Turning the Avodah Tables 1
As if it were not difficult enough to come to grips with the richness of the detail of the taharah of the metzora, the parshah presents another challenge, easy to overlook. Phrases are repeated, doubled, without apparent cause. Indeed, we find three such repetitions’ in the space of two psukim: ish tzarua hu tameh hu;2 tameh yetameno hakohen;3 tameh tameh yikra.4
Sefer Yetzirah5 establishes an identity between the poles of spiritual success and failure. “There is nothing in the realm of good above oneg – the joy of finding pleasure purely in one’s connection to Hashem, which represents the pinnacle of avodah – and there is nothing in the realm of evil below nega6 – the presence of a deficiency in avodah so weighty, that it is miraculously marked by G-d Himself. This identity is instructive. Any achievement in avodas Hashem necessarily includes two components – sur meira, or repudiating evil, and aseh tov, performing good deeds. Sefer Yetzirah suggests that abject failure in avodah implies deficiency in both of these areas as well.
The doublings are thus accounted for. They emphasize that the metzora is a double failure. He has fallen to some sin or other, among the list of sins that Chazal link to negaim. But this does not suffice to make him a metzora. He cannot hit bottom without a parallel dropping off in his performance of mitzvos, the activities that usually draw a person closer to Hashem. He must have drifted away – something alluded to in the requirement that he is banished from proximity to the rest of the camp, and must dwell alone as an outsider.
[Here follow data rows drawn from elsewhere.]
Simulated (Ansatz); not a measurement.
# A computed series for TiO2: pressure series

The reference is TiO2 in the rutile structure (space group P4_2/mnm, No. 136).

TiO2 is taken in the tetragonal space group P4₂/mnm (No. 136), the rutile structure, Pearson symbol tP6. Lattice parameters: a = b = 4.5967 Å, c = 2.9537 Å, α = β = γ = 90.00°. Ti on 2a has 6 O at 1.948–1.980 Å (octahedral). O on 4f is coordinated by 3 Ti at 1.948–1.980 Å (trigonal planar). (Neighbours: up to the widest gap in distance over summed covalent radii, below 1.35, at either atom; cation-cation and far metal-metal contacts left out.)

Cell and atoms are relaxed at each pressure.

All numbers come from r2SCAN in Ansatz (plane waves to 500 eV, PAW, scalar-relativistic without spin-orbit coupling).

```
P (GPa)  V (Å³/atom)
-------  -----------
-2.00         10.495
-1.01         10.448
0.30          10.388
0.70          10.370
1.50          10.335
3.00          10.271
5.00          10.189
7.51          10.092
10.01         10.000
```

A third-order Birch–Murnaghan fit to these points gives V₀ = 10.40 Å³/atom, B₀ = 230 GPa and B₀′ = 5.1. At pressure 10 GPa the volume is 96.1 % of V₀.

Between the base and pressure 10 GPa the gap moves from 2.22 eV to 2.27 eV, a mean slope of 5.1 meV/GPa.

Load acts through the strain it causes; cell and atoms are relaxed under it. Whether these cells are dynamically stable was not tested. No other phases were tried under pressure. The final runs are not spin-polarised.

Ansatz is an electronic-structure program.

We are no longer surprised that duality is built into his taharah, the tikkun and antidote to his failure. The two birds in his offering are treated very differently. We slaughter one of them over spring water, and sprinkle its blood seven times, elevating it in kedushah. The fate of the second bird is entirely dissimilar. We do not elevate it through some avodah activity in the Beis Hamikdosh. To the contrary, we push it away, we banish it from the human sphere by setting it free to the open fields.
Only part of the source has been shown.